0

I have a kernel with a "while" loop, which iteratively updates elements of an array using information about neighbors (only one neighbor in the sample code below). This loop stops when no element is changed at the current iteration.

Unfortunately, in some situations part of threads go out of this loop prematurely (like if they ignore synchronization barrier). Some inputs are processed correctly every time, and other inputs (many of them) are processed incorrectly every time (i.e. there are no stochastic factors). Strangely, this error occurs only in Release version while Debug version always worked fine. More precisely, the CUDA compiler option "-G (Generate GPU Debug Information)" determines whether the processing is correct. Arrays of size 32x32 or smaller are always processed correctly.

Here is a sample code:

__global__ void kernel(int *source, int size, unsigned char *result, unsigned char *alpha)
{
    int x = threadIdx.x, y0 = threadIdx.y * 4;
    int i, y;
    __shared__ bool alpha_changed;

    // Zero intermediate array using margins for safe access to neighbors
    const int stride = MAX_SIZE + 2;
    for (i = threadIdx.x + threadIdx.y * blockDim.x; i < stride * (stride + 3); i += blockDim.x * blockDim.y)
    {
        alpha[i] = 0;
    }
    __syncthreads();

    for (int bit = MAX_BITS - 1; bit >= 0; bit--)
    {
        __syncthreads();

        // Fill intermediate array with bit values from input array
        alpha_changed = true;
        alpha[(x + 1) + (y0 + 1) * stride] = (source[x + (y0 + 0) * size] & (1 << bit)) != 0;
        alpha[(x + 1) + (y0 + 2) * stride] = (source[x + (y0 + 1) * size] & (1 << bit)) != 0;
        alpha[(x + 1) + (y0 + 3) * stride] = (source[x + (y0 + 2) * size] & (1 << bit)) != 0;
        alpha[(x + 1) + (y0 + 4) * stride] = (source[x + (y0 + 3) * size] & (1 << bit)) != 0;
        __syncthreads();

        // The loop in question
        while (alpha_changed)
        {
            alpha_changed = false;
            __syncthreads();
            if (alpha[(x + 0) + (y0 + 1) * stride] != 0 && alpha[(x + 1) + (y0 + 1) * stride] == 0)
            {
                alpha_changed = true;
                alpha[(x + 1) + (y0 + 1) * stride] = 1;
            }
            __syncthreads();
            if (alpha[(x + 0) + (y0 + 2) * stride] != 0 && alpha[(x + 1) + (y0 + 2) * stride] == 0)
            {
                alpha_changed = true;
                alpha[(x + 1) + (y0 + 2) * stride] = 1;
            }
            __syncthreads();
            if (alpha[(x + 0) + (y0 + 3) * stride] != 0 && alpha[(x + 1) + (y0 + 3) * stride] == 0)
            {
                alpha_changed = true;
                alpha[(x + 1) + (y0 + 3) * stride] = 1;
            }
            __syncthreads();
            if (alpha[(x + 0) + (y0 + 4) * stride] != 0 && alpha[(x + 1) + (y0 + 4) * stride] == 0)
            {
                alpha_changed = true;
                alpha[(x + 1) + (y0 + 4) * stride] = 1;
            }
            __syncthreads();
        }
        __syncthreads();

        // Save result
        result[x + (y0 + 0) * size + bit * size * size] = alpha[(x + 1) + (y0 + 1) * stride];
        result[x + (y0 + 1) * size + bit * size * size] = alpha[(x + 1) + (y0 + 2) * stride];
        result[x + (y0 + 2) * size + bit * size * size] = alpha[(x + 1) + (y0 + 3) * stride];
        result[x + (y0 + 3) * size + bit * size * size] = alpha[(x + 1) + (y0 + 4) * stride];
        __syncthreads();
    }
}

// Run only 1 thread block, where size equals 64.
kernel <<< 1, dim3(size, size / 4) >>> (source_gpu, size, result_gpu, alpha_gpu);

The expected result of this sample kernel is array, where each line can contain only contiguous intervals of "1" values. But instead of this, I get some lines, where "0" and "1" are somehow alternated.

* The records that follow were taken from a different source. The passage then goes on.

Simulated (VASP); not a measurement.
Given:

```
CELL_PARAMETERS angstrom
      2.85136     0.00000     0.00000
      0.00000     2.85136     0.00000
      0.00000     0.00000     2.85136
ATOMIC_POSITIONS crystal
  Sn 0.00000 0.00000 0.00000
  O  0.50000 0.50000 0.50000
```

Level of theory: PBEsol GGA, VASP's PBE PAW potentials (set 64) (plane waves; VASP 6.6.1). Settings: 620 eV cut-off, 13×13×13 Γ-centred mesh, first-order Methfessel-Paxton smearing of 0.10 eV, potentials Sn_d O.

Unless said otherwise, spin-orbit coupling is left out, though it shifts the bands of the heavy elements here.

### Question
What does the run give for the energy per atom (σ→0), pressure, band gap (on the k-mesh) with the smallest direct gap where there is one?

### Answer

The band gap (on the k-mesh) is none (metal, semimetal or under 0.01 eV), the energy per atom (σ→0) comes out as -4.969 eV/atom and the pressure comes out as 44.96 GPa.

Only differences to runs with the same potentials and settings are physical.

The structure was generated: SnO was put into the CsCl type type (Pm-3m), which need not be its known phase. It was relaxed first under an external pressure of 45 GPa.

This error is reproduced on my mobile GPU GeForce 740M (Kepler), on Windows 7 x64 SP1, on either CUDA 6.0 or 6.5, using either Visual C++ 2012 or 2013. I can also provide a sample Visual Studio project with the sample input array (i.e. which is processed incorrectly).

I have already tried different configurations of syncthreads(), fences and "volatile" qualifier, but this error remained.

Any help is appreciated.

Sam Protsenko
  • 14,045
  • 4
  • 59
  • 75
Triant
  • 3
  • 2

1 Answers1

0

I think the problem is your access to alpha_changed. Keep in mind this is only one value for all the threads in a block. There is a race condition between one warp resetting this variable, and another warp checking the loop condition:

    // The loop in question
    while (alpha_changed)
    {
        alpha_changed = false;
        // ...
        // alpha_changed may be set to true here
        // ...

        __syncthreads();

        // race condition window here. Another warp may already execute
        // the alpha_changed = false; line before this warp continues.
    }

The key thing is doing a __syncthreads() before setting the shared variable to false.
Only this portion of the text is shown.